David Merrill wrote:
> On Mon, Dec 11, 2000 at 09:32:49AM +0100, Stein Gjoen wrote:

> > Since SGML is supposed to help authors follow a strict grammar, why not
> > use it to the fullest here? How about something like this:
> > <date>
> >  <year>2000</year>
> >  <month>12</month>
> >  <date>11</date>
> > </date>
> >
> > or
> >
> > <date>
> >  <year>2000</year>
> >  <week>49</week>
> > </date>
> >
> > If you are used to SGML the added verbosity should not be a problem.
> > This then also simplifies date reformatting into style used in other
> > countries.
> Are you talking docbook or linuxdoc here?

I was thinking of both.

> Either way, it seems to me that using ISO dates (YYYY-MM-DD)
> accomplishes the same thing with less complexity. If we were just now
> designing db, I *might* agree with you. But there has to be a pretty
> clear benefit to making a change of this type to an existing standard,
> and I don't see one.

It would seem to me that verifying correct date format with sgmlcheck
or equivalent is simpler the way I suggested it. Also it forces the
author to keep the problem in mind while converters can format using
locale settings to a more familiar formats for reading.

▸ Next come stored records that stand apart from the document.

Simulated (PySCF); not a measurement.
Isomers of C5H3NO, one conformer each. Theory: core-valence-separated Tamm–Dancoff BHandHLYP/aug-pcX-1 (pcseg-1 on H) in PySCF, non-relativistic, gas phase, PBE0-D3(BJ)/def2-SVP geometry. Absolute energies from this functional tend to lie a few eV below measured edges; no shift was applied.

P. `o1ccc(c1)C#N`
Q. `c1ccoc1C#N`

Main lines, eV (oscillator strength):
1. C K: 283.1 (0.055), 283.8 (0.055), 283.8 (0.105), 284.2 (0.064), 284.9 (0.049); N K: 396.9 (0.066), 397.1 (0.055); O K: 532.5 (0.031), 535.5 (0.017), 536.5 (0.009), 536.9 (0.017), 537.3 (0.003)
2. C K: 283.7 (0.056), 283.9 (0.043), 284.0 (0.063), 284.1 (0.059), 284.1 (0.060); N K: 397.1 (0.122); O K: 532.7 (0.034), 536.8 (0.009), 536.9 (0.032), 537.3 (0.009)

Time/date can be presented in a number of ways and stated with a
great range of precision. Having lived in countries that present
dates as MM-DD-YYYY, DD-MM-YYYY and YYYY-MM-DD I can see the
benefits of forcing the author here.

Trivia2: in Japan year is occationally stated as the year of the
emperor's reign.
</date> (Am I Close??)

Trivia2b: I have heard that in England some kind of legal documents
are dated by the year of the regent.
 <regent type="Queen" issue="II">Elisabeth</regent>
</date> (Definitely not quite correct here)

Well, that is enough merriment from me on a Monday morning.